Data Bias in HR analytics

By Tatenda Emma Matika

Last Updated 6/17/2026

Share this article

The rise in the use of data analytics in the workplace has resulted in companies adopting new methods of working with their data. This is a progressive step for companies that have managed to do so and now, they no longer give reports based on intuition, but based on what the data is saying.

This is all good, however, putting too much trust in data will lead to problems. In all predictive models that are created using data, there is always a bias of some sort. But we all know that all models are wrong, but there are some that are useful. The useful ones are those that use data that represents reality well. But representing reality well may not be enough when it comes to HR issues such as diversity and gender balance.

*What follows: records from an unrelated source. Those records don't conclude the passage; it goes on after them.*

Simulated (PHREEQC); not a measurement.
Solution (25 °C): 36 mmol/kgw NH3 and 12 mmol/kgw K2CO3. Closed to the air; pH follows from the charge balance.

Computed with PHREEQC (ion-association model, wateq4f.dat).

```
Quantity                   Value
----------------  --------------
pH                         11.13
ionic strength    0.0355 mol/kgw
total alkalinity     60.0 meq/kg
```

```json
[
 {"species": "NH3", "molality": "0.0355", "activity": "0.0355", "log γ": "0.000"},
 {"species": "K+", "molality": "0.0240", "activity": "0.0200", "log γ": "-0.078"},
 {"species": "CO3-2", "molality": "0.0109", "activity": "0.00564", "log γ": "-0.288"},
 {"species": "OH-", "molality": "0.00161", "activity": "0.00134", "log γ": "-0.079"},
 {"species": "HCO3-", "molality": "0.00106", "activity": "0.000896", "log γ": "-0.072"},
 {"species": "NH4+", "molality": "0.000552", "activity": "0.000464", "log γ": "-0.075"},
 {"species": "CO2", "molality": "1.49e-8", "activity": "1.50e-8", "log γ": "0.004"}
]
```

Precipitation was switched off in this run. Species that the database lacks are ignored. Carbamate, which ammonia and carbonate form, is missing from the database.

We use past data when creating predictive models. A company’s past data may be showing a larger proportion of males in leadership roles compared to females. This then means that using this data to predict future leaders or to select a leader will result in a model that is biased towards males. This does not mean that the data is wrong, it is correct, but skewed towards a certain group. Now, as HR practitioners, we do not want such a bias as it will likely result in grievances from employees.

An important step that is then used to overcome such bias is to make sure that the data is balanced. In real life situations, it is difficult to have balanced data, but there are work-around methods that can be used. The simplest methods are

Up-sampling the Minority Class and
Down-sampling the Majority Class.

The first method involves creating more data values that represent the minority class such that we have a high number of records in the class. This is a relatively difficult task since it may require adding fictional data. There are methods that are used to do this but when it comes to explaining this to other departments, it might become challenging.

The second method involves removing some of the records from the majority class. If there are 800 males and 200 males in the data, we may want to reduce the number of males to a value closer to 200. But this also becomes problematic as it will result in loss of important

information. Another question would be how to determine which ones to remove and which ones to keep.

This bias does not only occur with gender, it can also occur with values such as race, schools people obtained their qualifications, age and so on. A key to overcoming such problems is to focus on people’s personal traits and skills/talent. AT IPC, we consider psychometric tests. These show a person’s personality and other things such as attention to detail. These say more about a person than the gender, age or schools which were traditionally considered to be important.

This step of determining which data to use is should be a critical step in data analytics processes. The models that we create cannot make these decisions for themselves. They only take what we give them and give output depending on that. A common phrase for this is garbage-in garbage-out. We need to make sure that we do not feed garbage to our models. Maybe in future we might have algorithms that can check whether they have been fed garbage or not, but for now, we need our human intelligence.

This bias that we have discussed is about unbalanced data, and this is what is usually found in HR data. However, we also have some other types of data bias. These are:

Selection bias

This occurs the data is selected wrongly, for example selecting a specific subset of employees, rendering the sample unrepresentative of the whole company.

Recall bias

This occurs when the data depends on people’s memory. We might ask for information that people do not remember clearly and they give biased responses.

Omitted variable bias

This occurs when an important variable is omitted in the data. For example, age might be an important variable for the model, and if it is omitted, it affects the model.

Cause-effect bias

This occurs when we assume that a correlation between variables means a causation. We might introduce a policy and immediately, employees start to perform poorly. There is need to investigate why employees are performing poorly, before rushing to conclude that the policy is the cause. There are many examples of correlations that are not related in any way on the spurious correlations website. This will give insight into the cause-effect bias.

There are other types of bias, but these are some that are important in HR analytics. We need to make use of our human intelligence to identify bias before feeding data into a model for better results.